I sat down to write this post 3 weeks because my morning had been hilarious with my Wheelie. Twenty one days later I'm back with more perspective on the subject at hand. Perspectives like my older children will grow up ignorant, and at the very least my little guy may never learn to read.
This year for HS we have a 7th grader, 5th, 2nd and the ever exciting kindergarten!! Let's here it for chewing crayons and sniffing paste! Except that's not the over all expectation for our kinders any more. Schooling the babes is really really daunting this year. Did I say daunting? Maybe FREAKING SCARY!! Yes, that sums it up.
Now imagine if you will for a moment adding a charming toddler to that mix. Shazaam! You got yourself a genuine circus. I give you, the morning this post started...
Tiny Koala attached at the hip while cooking oatmeal, for her and myself so I have fuel to feed her later and teach and exercise and wash clothes and cook meals and and and and...
Tiny Koala grabbing at legs after eating because she is now petrified of the cat. Super.
Take Tiny Koala into bathroom to play while I attempt a shower, and maybe just maybe get my hairs did for the day.
TK screams at the door because, unbeknownst to me, I'm now in a vortex of terror and might not ever come out. Babies are so weird.
Finally TK is at peace with the world on account of the fact that she has found the treasure that is my cabinet holding priceless gems such as cotton balls. Ok, babies are weird, and a mite dumb.
|Tiny but mighty|
School time, just. need. to. read. one. chapter. I give the picture you see here.. This day, oh this day.
You might be thinking, "you know what's easier?" Public school. You know what I'm saying right back at you? " damn right it's easier!" You know what else?? It's a hell of a lot cheaper, neater, and less time consuming than my current gig. If I didn't home school my people I could take care of this mischief maker and live in peace with my coffee and scone.
Yep totally a lot of ways this could all be simpler. Except that's not my style. That's not God's style for me.
Recently after whining about a few aches and pains, a "friend" said to me , "well honey that's why God never intended for women to have babies in their forties. Pardon? Did she just say that to my face? I guess she must be right. Except there's the whole God created Selah Jane thing, and I imagine had He not wanted me to have her then He WOULDN"T HAVE CREATED HER YOU MORON!!

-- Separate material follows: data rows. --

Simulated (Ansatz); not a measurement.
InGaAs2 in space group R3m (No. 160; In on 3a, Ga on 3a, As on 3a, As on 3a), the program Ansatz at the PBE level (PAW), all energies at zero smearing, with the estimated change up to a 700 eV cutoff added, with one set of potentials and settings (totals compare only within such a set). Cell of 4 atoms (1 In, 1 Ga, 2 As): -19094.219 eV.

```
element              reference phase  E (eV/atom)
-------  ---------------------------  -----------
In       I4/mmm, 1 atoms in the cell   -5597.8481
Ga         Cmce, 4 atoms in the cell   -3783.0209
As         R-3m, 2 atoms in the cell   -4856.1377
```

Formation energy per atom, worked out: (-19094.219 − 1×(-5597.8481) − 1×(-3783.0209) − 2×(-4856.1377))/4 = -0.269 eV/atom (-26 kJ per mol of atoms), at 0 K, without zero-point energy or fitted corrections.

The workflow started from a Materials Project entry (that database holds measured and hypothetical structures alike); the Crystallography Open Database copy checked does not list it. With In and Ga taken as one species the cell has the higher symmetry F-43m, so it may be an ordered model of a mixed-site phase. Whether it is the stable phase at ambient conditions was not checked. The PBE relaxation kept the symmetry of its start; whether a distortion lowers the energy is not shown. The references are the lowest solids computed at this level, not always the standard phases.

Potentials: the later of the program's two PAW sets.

People are weird, and at times incredibly dumb.
Life with Selah Jane is different than it was two years ago home schooling. It's crazier, it's louder. It's longer. It's more wonderful than any of us could ever imagine. Yo'd have to be here to truly enjoy her, and herself.
Sometimes I try to imagine life without Selah, not in the I wish I never had her way. Just the pondering in a grateful I'm amazed she's here way. I can't. I really don't know how we did life without our baby girl.